Simple.com is pretty solid from a security standpoint from my limited observations as a consumer, although they only offer two factor via SMS (not TOTP likely google, etc)
It's a financially motivated decision. Banks have a high percentage of people who are tech illiterate. Many of these people don't use the password reset when they forget their password, they call tech support, which costs banks a lot of money. Banks realized they could reduce this call volume by making their passwords case insensitive and simply refund people if their accounts get breached.

Most banks also have a mandatory security question, which makes it marginally more difficult to get brute forced.

Source: Used to work at a bank. Would not recommend.

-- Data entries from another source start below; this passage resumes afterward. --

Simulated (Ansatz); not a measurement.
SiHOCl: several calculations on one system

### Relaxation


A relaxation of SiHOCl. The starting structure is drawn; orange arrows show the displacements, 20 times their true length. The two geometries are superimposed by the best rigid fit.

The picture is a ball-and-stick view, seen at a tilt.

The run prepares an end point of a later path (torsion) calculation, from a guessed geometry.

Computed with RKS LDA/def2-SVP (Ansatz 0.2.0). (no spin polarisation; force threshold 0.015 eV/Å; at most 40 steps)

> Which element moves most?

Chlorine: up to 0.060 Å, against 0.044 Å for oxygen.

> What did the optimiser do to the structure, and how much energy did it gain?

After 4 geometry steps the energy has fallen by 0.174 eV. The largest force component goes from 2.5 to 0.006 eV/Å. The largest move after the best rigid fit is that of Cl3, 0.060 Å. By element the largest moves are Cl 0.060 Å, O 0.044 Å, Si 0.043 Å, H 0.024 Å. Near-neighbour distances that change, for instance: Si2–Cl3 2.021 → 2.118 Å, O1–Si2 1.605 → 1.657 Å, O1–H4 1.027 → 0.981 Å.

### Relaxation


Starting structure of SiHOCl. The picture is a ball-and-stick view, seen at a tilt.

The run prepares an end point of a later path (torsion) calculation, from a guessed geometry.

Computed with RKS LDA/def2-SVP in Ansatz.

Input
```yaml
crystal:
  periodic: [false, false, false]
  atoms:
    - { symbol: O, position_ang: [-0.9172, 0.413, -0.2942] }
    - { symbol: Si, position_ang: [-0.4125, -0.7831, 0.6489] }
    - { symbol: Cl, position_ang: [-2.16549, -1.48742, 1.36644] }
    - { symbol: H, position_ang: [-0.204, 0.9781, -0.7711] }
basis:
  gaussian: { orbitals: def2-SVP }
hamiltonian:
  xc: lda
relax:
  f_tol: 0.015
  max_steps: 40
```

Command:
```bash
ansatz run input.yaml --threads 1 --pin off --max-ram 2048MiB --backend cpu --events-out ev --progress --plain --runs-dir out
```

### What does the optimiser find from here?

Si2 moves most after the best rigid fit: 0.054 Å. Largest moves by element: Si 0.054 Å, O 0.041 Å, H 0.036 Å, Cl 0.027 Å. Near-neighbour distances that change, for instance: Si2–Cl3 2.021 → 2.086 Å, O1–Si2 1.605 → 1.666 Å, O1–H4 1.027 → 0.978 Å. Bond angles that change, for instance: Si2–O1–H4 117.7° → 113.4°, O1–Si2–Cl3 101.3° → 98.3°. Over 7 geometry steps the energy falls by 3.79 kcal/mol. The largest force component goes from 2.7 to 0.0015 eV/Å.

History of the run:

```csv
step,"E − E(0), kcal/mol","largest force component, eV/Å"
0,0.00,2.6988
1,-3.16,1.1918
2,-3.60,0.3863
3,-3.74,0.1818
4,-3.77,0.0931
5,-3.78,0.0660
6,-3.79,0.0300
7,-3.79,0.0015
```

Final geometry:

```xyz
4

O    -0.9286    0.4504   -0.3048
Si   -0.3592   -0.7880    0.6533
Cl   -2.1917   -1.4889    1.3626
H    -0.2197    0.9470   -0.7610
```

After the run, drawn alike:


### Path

The username and password are case insensitive btw :)
Case insensitive isn't necessarily insecure. It just means you'll want a password roughly twice as long for equal security. Now, if they do that and also limit passwords to, say, 8 chars.... argh!
Is case insensitive really a bad thing? Bank logins aren't exactly brute forceable.
We even have a local bank which only allows numeric passwords... They have two-factor authentication though.
When I moved back to the UK after having had US and Canada bank accounts for several years it made me realize how much bad service British people are willing to put up with in comparison. Logging into a UK bank account online (the worst imo is HSBC) is a total nightmare. You need to know 4 passwords/pins, and have either a security code generator device or phone app that will generate one for you. For my North American banks, including one Canadian account I still have, it's simply the number on your debit card and a password, about as hard as logging into email.
In the UK the challenger banks like Monzo, Starling, etc are pretty good. Monzo just emails you a "magic link" to login, Starling uses a proper password you can use your password manager to remember.